Second, we must ask, in accord with Acts 5:31, that God gives us the gift of repentance, and that it be profound and deep when it comes to having lived for many years from the vantage point of autocracy instead of servanthood. The manner of our teaching, preaching, and modeling has been more in accord with an organizational CEO than with the Kingdom picture of servanthood. Until we wash our tears with Christ-like repentance, we will not advance in the area of servanthood.

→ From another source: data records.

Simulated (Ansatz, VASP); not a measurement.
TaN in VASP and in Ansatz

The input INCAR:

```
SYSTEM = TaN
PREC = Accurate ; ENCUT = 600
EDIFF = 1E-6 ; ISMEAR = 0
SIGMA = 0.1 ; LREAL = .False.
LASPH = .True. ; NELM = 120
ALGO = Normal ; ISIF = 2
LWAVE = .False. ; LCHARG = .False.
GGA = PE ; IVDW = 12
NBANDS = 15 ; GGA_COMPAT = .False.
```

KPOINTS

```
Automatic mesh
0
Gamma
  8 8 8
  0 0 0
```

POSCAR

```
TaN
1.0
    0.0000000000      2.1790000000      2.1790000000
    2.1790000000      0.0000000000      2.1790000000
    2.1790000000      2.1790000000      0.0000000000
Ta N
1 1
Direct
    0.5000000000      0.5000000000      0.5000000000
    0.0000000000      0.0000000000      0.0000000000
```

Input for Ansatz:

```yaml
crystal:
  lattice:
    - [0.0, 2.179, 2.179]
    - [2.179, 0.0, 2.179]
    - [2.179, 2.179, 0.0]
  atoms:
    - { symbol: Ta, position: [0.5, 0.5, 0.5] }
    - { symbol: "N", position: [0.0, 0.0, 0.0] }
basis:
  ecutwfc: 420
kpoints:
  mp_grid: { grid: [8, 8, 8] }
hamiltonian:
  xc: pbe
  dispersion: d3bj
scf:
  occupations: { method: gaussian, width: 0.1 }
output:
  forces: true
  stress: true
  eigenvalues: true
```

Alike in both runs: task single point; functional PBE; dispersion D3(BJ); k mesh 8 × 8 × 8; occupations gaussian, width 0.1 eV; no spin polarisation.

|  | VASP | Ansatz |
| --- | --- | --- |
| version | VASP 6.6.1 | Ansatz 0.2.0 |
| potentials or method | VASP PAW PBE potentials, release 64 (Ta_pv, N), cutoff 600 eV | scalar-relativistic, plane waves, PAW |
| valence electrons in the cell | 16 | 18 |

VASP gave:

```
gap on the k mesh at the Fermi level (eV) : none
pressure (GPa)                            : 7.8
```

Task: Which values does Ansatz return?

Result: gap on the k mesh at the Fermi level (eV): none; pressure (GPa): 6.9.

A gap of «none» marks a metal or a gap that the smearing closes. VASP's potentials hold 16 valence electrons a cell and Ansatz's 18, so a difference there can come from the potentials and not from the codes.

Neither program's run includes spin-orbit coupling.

Third, we must return to the old ways of pastors who understood this. When we read of the Puritans and see how they chose to visit individuals in their congregations and not to distance themselves, we should follow their model. The commitment to catechize in their homes was expected by men like Richard Baxter, who wrote a magnificent work, The Reformed Pastor. Moving from the crowd to the individual was his constant thrust. We, however, move from the individual to the crowd and the radical shift in practice that this will require of us, back to the individual will seem at first completely counter intuitive. I suspect we will feel we are petting the organizational cat from the tail to the neck and we will feel her back bristle and rise beneath our hand. But we must admit the Scripture is right and yield to servanthood.

As I look for an example of servanthood, I can not miss the momentum accompanying the life of service chosen by Mother Teresa. Without a single piece of stationery nor fax machine nor organizational address nor telephone campaign, she simply gives of herself to people and does those tasks that no one else on the planet will do. She lives as a servant. The world stands in awe-struck, slack-jaw wonder. I cannot deny the conviction brought to my heart by the model of her ministry; It begs a question: Oh, my God in Heaven, what would happen if someone had the lifestyle of Mother Teresa and the theology of John Calvin? And does not the theology of Calvin better undergird and found a lifestyle of servanthood? Is that not the necessary corollary to truly believing in a Sovereign God? I think it is!